4.4 Logistic Regression - Summary

Model specifies $K - 1$ linear log-odds/logits: \(\frac{P(G = k \lvert X = x)}{P(G = K \lvert X = x)} = \beta_{k0} + \beta_k^T x, k = 1,..., K - 1\).

Then \(P(G = k \lvert X = x) = \frac{\exp(\beta_{k0} + \beta_k^T x)}{1 + \sum_{l=1}^{K-1} \exp(\beta_{l0} + \beta_l^T x)}\) and \(P(G = K \lvert X = x) = \frac{1}{1 + \sum_{l=1}^{K-1} \exp(\beta_{l0} + \beta_l^T x)}\),
so the posteriors are in $[0,1]$ and sum to 1.

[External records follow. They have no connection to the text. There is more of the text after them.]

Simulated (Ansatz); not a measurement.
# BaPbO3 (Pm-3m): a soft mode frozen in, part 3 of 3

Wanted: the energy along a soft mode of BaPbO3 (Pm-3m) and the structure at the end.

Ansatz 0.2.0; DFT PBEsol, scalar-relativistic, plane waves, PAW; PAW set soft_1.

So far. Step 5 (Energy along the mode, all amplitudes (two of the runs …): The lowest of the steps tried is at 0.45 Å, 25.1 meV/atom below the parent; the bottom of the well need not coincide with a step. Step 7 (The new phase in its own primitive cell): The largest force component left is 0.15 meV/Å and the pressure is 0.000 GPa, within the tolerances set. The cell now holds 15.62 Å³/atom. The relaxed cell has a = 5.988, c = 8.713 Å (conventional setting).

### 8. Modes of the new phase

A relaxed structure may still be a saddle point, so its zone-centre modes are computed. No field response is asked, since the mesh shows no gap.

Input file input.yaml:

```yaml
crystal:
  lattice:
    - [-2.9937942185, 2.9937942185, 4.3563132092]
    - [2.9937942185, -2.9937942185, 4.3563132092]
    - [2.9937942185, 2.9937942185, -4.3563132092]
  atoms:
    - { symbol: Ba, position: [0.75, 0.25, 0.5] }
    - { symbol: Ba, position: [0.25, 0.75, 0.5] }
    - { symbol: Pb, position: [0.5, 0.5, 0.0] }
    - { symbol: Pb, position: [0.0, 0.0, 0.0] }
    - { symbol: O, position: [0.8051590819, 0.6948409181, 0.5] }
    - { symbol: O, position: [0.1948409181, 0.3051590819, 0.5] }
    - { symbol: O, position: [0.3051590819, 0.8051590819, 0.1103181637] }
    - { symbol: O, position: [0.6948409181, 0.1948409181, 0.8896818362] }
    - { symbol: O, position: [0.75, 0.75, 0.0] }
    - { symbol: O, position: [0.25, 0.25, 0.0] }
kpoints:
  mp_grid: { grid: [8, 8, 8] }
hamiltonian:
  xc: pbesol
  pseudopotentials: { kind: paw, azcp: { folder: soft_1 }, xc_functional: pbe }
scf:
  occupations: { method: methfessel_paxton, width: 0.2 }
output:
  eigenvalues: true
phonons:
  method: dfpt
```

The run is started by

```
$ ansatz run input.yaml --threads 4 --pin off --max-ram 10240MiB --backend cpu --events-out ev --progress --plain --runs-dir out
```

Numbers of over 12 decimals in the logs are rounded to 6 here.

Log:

4.4.1 Fitting Logistic Regression Models

Maximum (conditional) likelihood estimation: \(L(\theta) = \log P(g_1,...,g_N \lvert x_1,...,x_N; \theta) = \sum_i \log P(G = g_i \lvert X = x_i; \theta)\)

Binary case: with 0-1 responses, MLE gives score equations: \(\frac{\partial l(\beta)}{\partial \beta} = \sum_i x_i (y_i - P(G = 1 \lvert X = x_i; \beta)) = 0\)

Score equations can be solved by Newton-Raphson or coordinate-descent algorithms.

TODO: Newton-Raphson algorithm

4.4.3 Quadratic Approximations and Inference

4.4.4 $L_1$ Regularized Logistic Regression

Add $L_1$ penalty to log-likelihood for variable selection and shrinkage.

TODO: Optimization methods:

  • Nonlinear programming of concave function
  • Weighted Lasso using quadratic approximations from Newton algorithm
  • Path algorithms (LAR)
  • Coordinate descent is efficient

4.4.5 Logistic Regression or LDA?

Log-posterior odds for both models are linear. However,

  • Logistic regression fits $P(G \lvert X)$ by maximizing (multinomial) conditional likelihood
  • LDA fits $P(X, G = k) = P(X \lvert G = k) P(G = k)$ by maximizing full likelihood

Equivalently, LDA fits marginal mixture density \(P(X) = \sum_k \pi_k \phi(X; \mu_k, \Sigma)\).